Rock legend and winemaker advocates a more accessible wine experience
The Aspen Times
ASPEN — Some decades ago, Mick Fleetwood had little interest in wine. And who could blame him? Several times a year, on his early visits to the U.S. — he says the experience was very different in Europe — the British-born Fleetwood would subject himself to the discomfort and degradation of ordering wine to go with dinner. No matter how good the bottle may have been, the process left him with a bad taste in his mouth.
“It was people sitting in a restaurant, quivering in their boots, thinking, ‘What are we going to order?’” said Fleetwood. “In truth, they were just told what to like. And I remember sitting there drinking, and thinking, ‘Oh, I’m supposed to like this — and not necessarily liking it.’”
Fleetwood turned his attention away from oenology, and focused instead on music. It proved to be a wise decision; he has never seemed to need outside prodding to know what sounded good to his ears. In his earliest days, it was blues-rock — first with John Mayall’s Bluesbreakers, then, beginning in the late ’60s, with the earliest incarnation of Fleetwood Mac. In the mid-’70s, with the addition of Lindsey Buckingham and Stevie Nicks, the band’s sound took a sharp turn, toward radio-friendly pop-rock. It was an assured stylistic change, however, as Fleetwood Mac turned out such essential ’70s works as 1975’s eponymous album and 1977’s “Rumours.”

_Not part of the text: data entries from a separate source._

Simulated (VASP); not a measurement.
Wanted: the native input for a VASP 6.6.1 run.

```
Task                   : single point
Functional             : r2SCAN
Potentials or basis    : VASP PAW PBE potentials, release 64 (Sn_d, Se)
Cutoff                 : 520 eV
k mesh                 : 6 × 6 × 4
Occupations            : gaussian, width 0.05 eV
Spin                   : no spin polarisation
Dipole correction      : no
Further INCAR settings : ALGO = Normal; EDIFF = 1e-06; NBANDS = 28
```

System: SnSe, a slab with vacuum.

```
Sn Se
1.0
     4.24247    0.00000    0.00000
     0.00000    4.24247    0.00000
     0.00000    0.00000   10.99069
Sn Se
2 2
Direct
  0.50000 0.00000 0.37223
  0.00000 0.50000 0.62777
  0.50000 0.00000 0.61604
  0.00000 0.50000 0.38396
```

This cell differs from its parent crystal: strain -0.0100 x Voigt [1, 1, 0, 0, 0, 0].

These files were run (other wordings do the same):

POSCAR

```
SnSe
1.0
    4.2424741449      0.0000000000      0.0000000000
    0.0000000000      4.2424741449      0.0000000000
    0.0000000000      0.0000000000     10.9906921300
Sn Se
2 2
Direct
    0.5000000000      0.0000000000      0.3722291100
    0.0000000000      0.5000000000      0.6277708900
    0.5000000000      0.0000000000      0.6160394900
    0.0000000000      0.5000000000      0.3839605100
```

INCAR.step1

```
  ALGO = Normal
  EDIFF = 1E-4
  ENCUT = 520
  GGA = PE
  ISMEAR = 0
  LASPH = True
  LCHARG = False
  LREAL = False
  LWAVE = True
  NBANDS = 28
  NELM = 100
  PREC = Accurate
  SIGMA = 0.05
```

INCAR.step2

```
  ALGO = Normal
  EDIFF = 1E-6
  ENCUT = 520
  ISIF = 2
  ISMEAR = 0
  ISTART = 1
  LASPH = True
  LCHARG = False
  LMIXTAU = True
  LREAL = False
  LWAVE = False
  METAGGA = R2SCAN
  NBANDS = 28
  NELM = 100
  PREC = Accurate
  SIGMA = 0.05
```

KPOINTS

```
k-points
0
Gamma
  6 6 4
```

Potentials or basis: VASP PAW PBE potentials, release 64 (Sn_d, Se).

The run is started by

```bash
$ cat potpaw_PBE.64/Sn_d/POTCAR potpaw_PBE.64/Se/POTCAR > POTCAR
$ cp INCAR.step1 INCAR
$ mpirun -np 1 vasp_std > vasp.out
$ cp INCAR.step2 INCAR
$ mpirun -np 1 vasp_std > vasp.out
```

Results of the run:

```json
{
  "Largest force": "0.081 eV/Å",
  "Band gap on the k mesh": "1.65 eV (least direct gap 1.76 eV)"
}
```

A decade and a half ago, Fleetwood had another abrupt about-face, this time in his offstage life. It was almost certainly a good thing; Fleetwood Mac was one of the primary symbols of rock ’n’ roll excess, mid-’70s-style, and Fleetwood himself was never known to exclude himself from the party. His 1990 memoir, “Fleetwood: My Life and Adventures with Fleetwood Mac,” recounts his cocaine addiction and bankruptcy. And in looking to switch things up, Fleetwood decided on a new beverage to go with his new ways: wine.
“Probably about 16 years ago or so,” said Fleetwood, by phone from his home on Maui. “That was a journey that started really from a change in lifestyle. My crazy rock ’n’ roll lineage wound down a bit; my home life changed. I started entertaining at home, not going out so much.”
(An aside: The life change apparently did not include going any easier on his drum kit. Not long after this adjustment, Fleetwood played a New Year’s Eve gig at the old Double Diamond in Aspen, on a bill with rockabilly singer Billy Burnette, a member of the latter-day Fleetwood Mac, and then little-known singer, Sheryl Crow. I happened to be backstage in the company of Fleetwood, and we had a pleasant drink and conversation. He was then called to his drum set, and started playing the show while we were still sharing our moment together. Standing a few feet from the six-foot, six-inch Fleetwood as he played, I was shaken by the force of his drumming, and his near-manic energy.)